Thanks!
Just arrived at work, so can paste the details on the implementation i'd prewritten on my laptop now.
The UDGs are rendered using what i've internally called 2D Grid in my code.
In the 2D Grid the screen is divided into blocks, the number of which is divisible by 8.
So on the x-axis to have 256 blocks takes 4 pixels (1024/256==4), to have 128 takes 8 pixels (1024/128==8).
Every time an individual block is drawn a single pair of triangles (in a VBO) is reused. As i've used OpenGL ES, a lot of the work is done in the shaders, including the translation (position), aspect ratio correction and colouring.
The 2D Grid can be refactored at run-time to modify the block size (which configures the size of the stored triangles in the VBO) but still conform to a screen width in blocks that is divisible by 8.
So the 2D Grid code is used to render each UDG an array of 8x8 'blocks'.
In the case of a single 8x8 text character on the screen is drawn using UDGs, which in turn are drawn using 8x8 2D Grid blocks. Each of those 2D Grid blocks is 2 triangles in a VBO 'instanced' over and over again via the shader. So one text character on screen is 64*64=4096 blocks or 64*64*2=8192 triangles.
Lessons learned
As stated before this is my first demo and challenge entry, prior to this challenge I'd only ever fiddled with a recompiled 3D Cube sample from the Mali SDK and written the 'hello triangle' sample. Pretty much everything has been learned and done from scratch.
What I brought in from the fiddling i'd done with the previous stuff was some high resolution delta timing code, and some windowing set up stuff i'd done while building upon those two things.

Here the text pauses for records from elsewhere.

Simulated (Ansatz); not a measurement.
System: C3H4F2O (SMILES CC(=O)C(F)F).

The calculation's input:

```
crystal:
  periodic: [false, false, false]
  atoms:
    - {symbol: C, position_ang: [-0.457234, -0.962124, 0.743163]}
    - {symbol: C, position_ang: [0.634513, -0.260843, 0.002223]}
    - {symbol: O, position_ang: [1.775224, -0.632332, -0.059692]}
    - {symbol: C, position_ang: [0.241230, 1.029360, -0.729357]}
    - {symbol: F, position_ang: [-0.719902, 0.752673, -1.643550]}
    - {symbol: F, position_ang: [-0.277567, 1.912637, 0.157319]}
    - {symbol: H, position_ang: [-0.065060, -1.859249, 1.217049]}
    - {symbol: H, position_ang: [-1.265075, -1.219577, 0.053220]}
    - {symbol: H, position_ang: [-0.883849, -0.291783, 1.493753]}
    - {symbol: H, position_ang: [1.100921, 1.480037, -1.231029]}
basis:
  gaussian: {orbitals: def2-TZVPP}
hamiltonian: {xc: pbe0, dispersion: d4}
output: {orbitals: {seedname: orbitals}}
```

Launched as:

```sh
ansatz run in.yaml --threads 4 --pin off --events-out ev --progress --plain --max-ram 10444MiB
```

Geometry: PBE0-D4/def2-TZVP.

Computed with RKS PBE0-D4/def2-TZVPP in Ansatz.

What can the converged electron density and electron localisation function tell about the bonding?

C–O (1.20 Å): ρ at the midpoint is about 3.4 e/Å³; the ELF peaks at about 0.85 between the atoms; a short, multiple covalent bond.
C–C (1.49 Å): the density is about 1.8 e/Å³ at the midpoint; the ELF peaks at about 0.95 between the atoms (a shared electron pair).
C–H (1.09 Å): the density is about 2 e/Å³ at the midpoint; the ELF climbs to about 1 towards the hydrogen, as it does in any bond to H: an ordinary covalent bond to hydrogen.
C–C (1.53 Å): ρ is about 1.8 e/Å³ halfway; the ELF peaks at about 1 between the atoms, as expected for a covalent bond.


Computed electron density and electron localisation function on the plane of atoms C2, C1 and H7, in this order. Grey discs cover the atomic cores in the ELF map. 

I'm really happy in how i've seperated things. I've got a platform.lib which calls an app specific entry point for 'setup' and contains the things dependent upon O/S, like timing, input and handling windowing. The other library is stuff thats reusable code common to everything (I'm not calling this an engine.. as per this brilliant article someone linked on DBF previously
http://scientificninja.com/blog/write-games-not-engines )
I've chosen OpenGL ES as I do hope to be able to port code across to devices like the Raspberry Pi and have ideas for some interactive stuff on tablets.
However after hitting performance issues with the onboard intel card my motherboard had, and discovering most OpenGL profiling tools require firstly, better cards and secondly full GL. I've decided the future lies in making a 'normal' GL version of my platform lib for desktop development to take advantage of profiling tools in future, and so that in future challenges more people might be able to actually run them! (I will try to stick to the methods available in both desktop OpenGL and OpenGL ES 2.0 to do this though).
As far as other performance goes, I could have probably gained some by using a VBO list per UDG and reusing that.
Going forwards, i've learned a lot, and the pixel font rendering code particularly will help if i want to write a console interface or simply show an FPS counter.